All the other Gospels begin by placing Jesus in a historical context –

-          Matthew – in the genealogy of David and Abraham

-          Mark – Jesus entering Galilee and calling the first disciples

-          Luke – the Christmas story, the birth of Jesus

But John wanted to take us all the back, beyond the creation of this world and time as we know it…

-          before the human race…

-          before life itself

-          to say that Jesus’ impact on this world began even before this world began

And John introduces the first dramatic theme of this prologue:

Theme #1:  WORD

John is seeming to say that “I want to know about what Jesus did and the ministry of His life and teachings, but you are not going to get all of that unless you can grasp the fact of WHO He is and not just WHAT He did.”

Jesus is God manifest in the flesh

-          What He did and what He said is God doing it and saying it.

1:1  As far back as man can think, in the beginning… the Word was existing.

The term “Word” is the common Greek word logos, which meant “speaking, a message, or words.”

-          “Logos” was widely used in Greek philosophical teaching as well as in Jewish wisdom literature and philosophy.

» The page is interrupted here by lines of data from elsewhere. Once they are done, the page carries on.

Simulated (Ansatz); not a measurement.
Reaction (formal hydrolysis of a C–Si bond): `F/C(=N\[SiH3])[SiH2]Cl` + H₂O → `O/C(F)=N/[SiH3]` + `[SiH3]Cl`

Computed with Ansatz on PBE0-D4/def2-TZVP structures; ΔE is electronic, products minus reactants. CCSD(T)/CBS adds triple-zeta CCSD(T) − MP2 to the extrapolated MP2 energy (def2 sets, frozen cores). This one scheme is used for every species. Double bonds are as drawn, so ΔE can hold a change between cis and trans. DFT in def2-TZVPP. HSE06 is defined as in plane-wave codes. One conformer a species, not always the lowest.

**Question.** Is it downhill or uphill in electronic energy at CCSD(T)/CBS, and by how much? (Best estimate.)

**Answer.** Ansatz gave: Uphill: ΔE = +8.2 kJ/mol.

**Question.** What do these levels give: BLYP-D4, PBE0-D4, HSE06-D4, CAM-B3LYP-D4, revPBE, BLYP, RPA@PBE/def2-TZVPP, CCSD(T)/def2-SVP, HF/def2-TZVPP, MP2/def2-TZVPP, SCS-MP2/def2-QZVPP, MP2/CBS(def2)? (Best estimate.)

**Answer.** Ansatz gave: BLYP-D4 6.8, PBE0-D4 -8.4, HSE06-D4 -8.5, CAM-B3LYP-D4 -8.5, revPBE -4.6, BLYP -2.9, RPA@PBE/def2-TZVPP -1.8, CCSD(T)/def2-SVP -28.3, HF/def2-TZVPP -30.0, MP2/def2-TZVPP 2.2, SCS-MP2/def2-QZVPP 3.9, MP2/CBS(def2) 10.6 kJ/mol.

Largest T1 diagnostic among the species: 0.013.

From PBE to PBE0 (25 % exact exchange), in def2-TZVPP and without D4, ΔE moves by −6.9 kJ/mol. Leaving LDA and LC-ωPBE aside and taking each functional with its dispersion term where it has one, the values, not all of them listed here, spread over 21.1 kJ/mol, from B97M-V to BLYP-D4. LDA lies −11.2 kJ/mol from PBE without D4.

-          John chose this term because it was familiar to his readers, but he invested it with his own meaning, which becomes evident in the prologue.

 

The Word was with God

-          The word “with” translates to “in company with”

o   So the Word, Jesus, had a unique relationship WITH God

-          But John then added that the Word WAS God.

o   Some, Jehovah’s Witnesses, translate this clause, “The Word was a god.” This is incorrect and is polytheism/more than one God.

o   How do you reconcile that with the commandment to have no other God’s before me?

o   Others have translated it “the Word was divine,” but that is ambiguous and a watered down view of who John said that Jesus is.

1:2   The Word has always been in a relationship with God the Father.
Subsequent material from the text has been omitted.